An 11-year-old wrote to Sir Alex Ferguson in 2005 critiquing his tactics and it was brilliant

An 11-year-old wrote to Sir Alex Ferguson in 2005 critiquing his tactics and it was brilliant
05 January 2016

Say what you like about the methodology of most football managers, Sir Alex Ferguson isn’t ‘most’ football managers. You would have had to possess the combined bravado of Eric Cantona and Zlatan Ibrahimović to have dared tell him where he was going wrong back in 2005.

So then, give it up for Paul Golah-Ebue; a 21-year-old Manchester United fan, he recently revealed a letter he wrote to the serial trophy amasser a decade ago to offer seriously in-depth tactical advice on where the Scot was going wrong.

Part of a school project of writing to a famous person, the letter starts with a brief-if-polite introduction before getting to the weighty stuff, advising that he wouldn’t go with the 4-3-3 formation when 4-4-2 works better, claiming Wayne Rooney works better in a central role just off Ruud Van Nistelrooy and adding he would have never let Carlos Queiroz choose a side against Norwich. Maybe he was the real assistant Ferguson needed.
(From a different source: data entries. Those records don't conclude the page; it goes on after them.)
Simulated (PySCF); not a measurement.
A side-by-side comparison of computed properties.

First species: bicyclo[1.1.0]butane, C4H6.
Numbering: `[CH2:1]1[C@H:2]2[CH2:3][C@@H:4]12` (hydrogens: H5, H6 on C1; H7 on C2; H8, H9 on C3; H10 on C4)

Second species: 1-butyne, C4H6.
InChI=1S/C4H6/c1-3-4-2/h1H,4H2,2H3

Heck, he even criticises Ferguson for letting David Beckham go over an argument, showing he clearly has the marketing nous to back up his footballing intellect by pointing out that Golden Balls sells lots of shirts.

Unfailingly polite, meticulously detailed, it’s a letter that bellied his tender years. So you can imagine the shock all around when FERGIE ACTUALLY REPLIED, dropping Paul “a wee note” to say it was nice to hear from him.

There was no mention of the youngster’s aforementioned advice but then maybe he knew he was right. After all, speaking to The Mirror, present day Paul even thinks it might have had an effect:

"I wish I could claim he did, but not really. Although, in the Champions League Final three years later, we did start with a 4-4-2, and Rooney was upfront... but I think it would be stretching it to claim credit for that!"